When I first heard the news that Disney was set to revamp another classic, The Jungle Book, into live-action, I was unimpressed. Even the fact that Jon Favreau (Iron Man, Elf) was helming the project wasn’t enough to raise my spirits.
Sitting in my seat two days after its release, feeling the arm of the man to my left, a squirming little girl on my right, her father next to her lit up by his phone screen throughout half the movie, I not only lamented that I hadn’t been able to score a ticket from the sold-out night before, but I regretted even signing up to see this film in the first place. Because, surely, no cinematic experience is worth what I was going through to see a remake of a film I’d never even liked that much to begin with.
And then, as soon as I’m ready cut my losses, a cel-painted Sleeping Beauty castle beneath hand-painted fireworks appears backed by a reorchestrated Disney theme, and the whole scene feels like I’m 5 years old again watching the 1967 animated film on my bedroom floor.
Perhaps I’m alone in this sentiment, but up until this point, I’ve been severely disappointed by Disney’s attempt at preying upon the sentimental side of people my age. Besides a lack of originality, although they seem to have no trouble churning out at least one hit a year, these remakes tend to be pointless. Why watch a green screen-happy mess with lesser acting when you can just watch the timeless classics? Furthermore, why would you want to watch a small boy run around a CGI jungle with animals whom trailers only enforced the fake quality of?
The answer is very simple: The trailers did not do this film justice one iota. From the first moment Neel Sethi as “man-cub” Mowgli tumbles onto the screen following the nostalgic intro, there’s hardly ever a sense that he’s anywhere but the jungles of Asia. The line between the fake backgrounds and supporting characters and the only living, breathing actor on set is instantly blurred.
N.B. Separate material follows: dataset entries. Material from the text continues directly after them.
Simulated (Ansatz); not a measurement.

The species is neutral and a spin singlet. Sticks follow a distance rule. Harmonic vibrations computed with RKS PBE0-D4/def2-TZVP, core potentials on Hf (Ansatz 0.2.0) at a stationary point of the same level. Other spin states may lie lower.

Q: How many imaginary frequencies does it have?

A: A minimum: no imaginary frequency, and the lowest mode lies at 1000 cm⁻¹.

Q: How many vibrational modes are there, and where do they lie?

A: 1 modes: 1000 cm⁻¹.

The Jungle Book is Sethi’s breakout role, whose only previous credit is from the comedy short Diwali, but you wouldn’t be able to guess that from this performance alone. With a gullible nature and a childlike sense of invulnerability, Sethi’s Mowgli is every bit of the conflicted boy he’s supposed to be — perhaps even more so.
Despite its classic feel, this live-action comfortably straddles the fence between gratuitous pandering and boundary pushing realism. Yes, the film is a mature take on what was purely a children’s story, but Favreau stays true to the film’s Disney roots and provides a film that audiences of all ages can enjoy. Because under every animated classic was a heartfelt adventure that connected us all and presented a universal message. It’s that reason why those such films have stood the test of time.
Luckily for Sethi and Favreau, joining the project was just about the most perfect voice acting cast you could possibly imagine in the history of animated films — and I don’t say that lightly. From the fatherly-sounding Brit Ben Kingsley as Bagheera the panther to Lupita Nyong’o as Raksha, the wolf who raises Mowgli, each actor morphs into their character, sounding less like him or herself by the end of the film and becoming more synonymous with their animal.
But, since no perfect film exists, perhaps among Favreau’s few regrets should be two things: not giving Scarlett Johansson’s snake Kaa more screen time, an understandable yet painful decision, and having Christopher Walken’s King Louie actually sing the “I Wanna Be Like You” song in a scene that utterly lacks the same 1967 magic and humor.
But let’s be real, everyone did a ‘fantastic’ job save for one person, who pretty much superseded all expectations: Idris Elba, regal and menacing as Shere Khan the tiger. As soon his outline enters the first frame, blocking out the sun on a clifftop, it’s a shot that, critically and personally, is one of the most memorable in the entire film and suits the tiger’s nature — an entrance that’s neither too subtle nor too flashy. In fact, the tiger itself doesn’t have to do much with Elba’s sensuous growling voice and commanding presence.
“Have I got your attention now?” he says to the wolf pack, after hurtling wolf pack leader Akela over a cliff with his teeth alone. It’s an intense moment that is only rivaled by the point at which Mowgli embraces Raksha in the rain, after he has decided to leave the jungle to escape Khan’s wrath. And from this point, your eyes certainly will never leave him as long as he’s on the screen.
Screenwriter Justin Marks had the daunting task of adapting a timeless story, and he accomplishes the impossible of creating a remake that can hold its own against the original. Between the expressiveness of the animals — it’s all in the eyes — and the emotive storytelling, The Jungle Book is a worthy classic for a new generation of Disney lovers, who will likely grow up with this adaptation rather than the 1967 film. A heart wrenching thought, but at least they’re in good hands.